I forgot to mention "If with bluefs_buffered_io=false, the %util is over
75% most of the time ** during data removal (like snapshot removal) **,
then you'd better change it to true."
Regards,
Frédéric.
Le 14/12/2020 à 21:35, Frédéric Nass a écrit :
> Hi Stefan,
>
> Initial data removal could also have resulted from a snapshot removal
> leading to OSDs OOMing and then pg remappings leading to more removals
> after OOMed OSDs rejoined the cluster and so on.
>
> As mentioned by Igor : "Additionally there are users' reports that
> recent default value's modification for bluefs_buffered_io setting has
> negative impact (or just worsen existing issue with massive removal)

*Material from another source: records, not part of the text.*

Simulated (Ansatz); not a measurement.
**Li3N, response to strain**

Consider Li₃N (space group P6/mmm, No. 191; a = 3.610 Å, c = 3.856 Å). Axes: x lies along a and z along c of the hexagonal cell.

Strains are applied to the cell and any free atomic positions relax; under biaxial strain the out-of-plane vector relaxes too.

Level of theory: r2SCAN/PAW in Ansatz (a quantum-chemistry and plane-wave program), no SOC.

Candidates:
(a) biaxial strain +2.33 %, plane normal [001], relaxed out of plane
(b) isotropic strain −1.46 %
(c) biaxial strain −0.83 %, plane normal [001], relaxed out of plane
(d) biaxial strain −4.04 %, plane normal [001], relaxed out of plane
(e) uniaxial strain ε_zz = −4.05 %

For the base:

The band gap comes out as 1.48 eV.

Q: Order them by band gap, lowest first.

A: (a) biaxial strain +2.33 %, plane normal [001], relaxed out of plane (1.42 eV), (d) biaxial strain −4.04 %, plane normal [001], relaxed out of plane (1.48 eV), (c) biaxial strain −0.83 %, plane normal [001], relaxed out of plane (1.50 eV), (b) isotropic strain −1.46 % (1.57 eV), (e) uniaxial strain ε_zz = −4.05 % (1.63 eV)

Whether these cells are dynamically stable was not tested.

> as well. So you might want to switch it back to true."
>
> We're some of them. Our cluster suffered from a severe performance
> drop during snapshot removal right after upgrading to Nautilus, due to
> bluefs_buffered_io being set to false by default, with slow requests
> observed around the cluster.
> Once back to true (can be done with ceph tell osd.* injectargs
> '--bluefs_buffered_io=true') snap trimming would be fast again so as
> before the upgrade, with no more slow requests.
>
> But of course we've seen the excessive memory swap usage described
> here :
https://github.com/ceph/ceph/pull/34224
> So we lower osd_memory_target from 8MB to 4MB and haven't observed any
> swap usage since then. You can also have a look here :
>
https://github.com/ceph/ceph/pull/38044
>
> What you need to look at to understand if your cluster would benefit
> from changing bluefs_buffered_io back to true is the %util of your
> RocksDBD devices on an iostat. Run an iostat -dmx 1 /dev/sdX (if
> you're using SSD RocksDB devices) and look at the %util of the device
> with bluefs_buffered_io=false and with bluefs_buffered_io=true. If
> with bluefs_buffered_io=false, the %util is over 75% most of the time,
> then you'd better change it to true. :-)
>
> Regards,
>
> Frédéric.
>
> Le 14/12/2020 à 12:47, Stefan Wild a écrit :
>> Hi Igor,
>>
>> Thank you for the detailed analysis. That makes me hopeful we can get
>> the cluster back on track. No pools have been removed, but yes, due
>> to the initial crash of multiple OSDs and the subsequent issues with
>> individual OSDs we’ve had substantial PG remappings happening
>> constantly.
>>
>> I will look up the referenced thread(s) and try the offline DB
>> compaction. It would be amazing if that does the trick.
>>
>> Will keep you posted, here.
>>
>> Thanks,
>> Stefan
>>
>> ________________________________
>> From: Igor Fedotov <ifedotov(a)suse.de>
>> Sent: Monday, December 14, 2020 6:39:28 AM
>> To: Stefan Wild <swild(a)tiltworks.com>om>; ceph-users(a)ceph.io
>> <ceph-users(a)ceph.io>
>> Subject: Re: [ceph-users] Re: OSD reboot loop after running out of
>> memory
>>
>> Hi Stefan,
>>
>> given the crash backtrace in your log I presume some data removal is in
>> progress:
>>
>> Dec 12 21:58:38 ceph-tpa-server1 bash[784256]: 3:
>> (KernelDevice::direct_read_unaligned(unsigned long, unsigned long,
>> char*)+0xd8) [0x5587b9364a48]
>> Dec 12 21:58:38 ceph-tpa-server1 bash[784256]: 4:
>> (KernelDevice::read_random(unsigned long, unsigned long, char*,
>> bool)+0x1b3) [0x5587b93653e3]
>> Dec 12 21:58:38 ceph-tpa-server1 bash[784256]: 5:
>> (BlueFS::_read_random(BlueFS::FileReader*, unsigned long, unsigned long,
>> char*)+0x674) [0x5587b9328cb4]
>> ...
>>
>> Dec 12 21:58:38 ceph-tpa-server1 bash[784256]: 19:
>> (BlueStore::_do_omap_clear(BlueStore::TransContext*,
>> boost::intrusive_ptr<BlueStore::Onode>&)+0xa2) [0x5587b922f0e2]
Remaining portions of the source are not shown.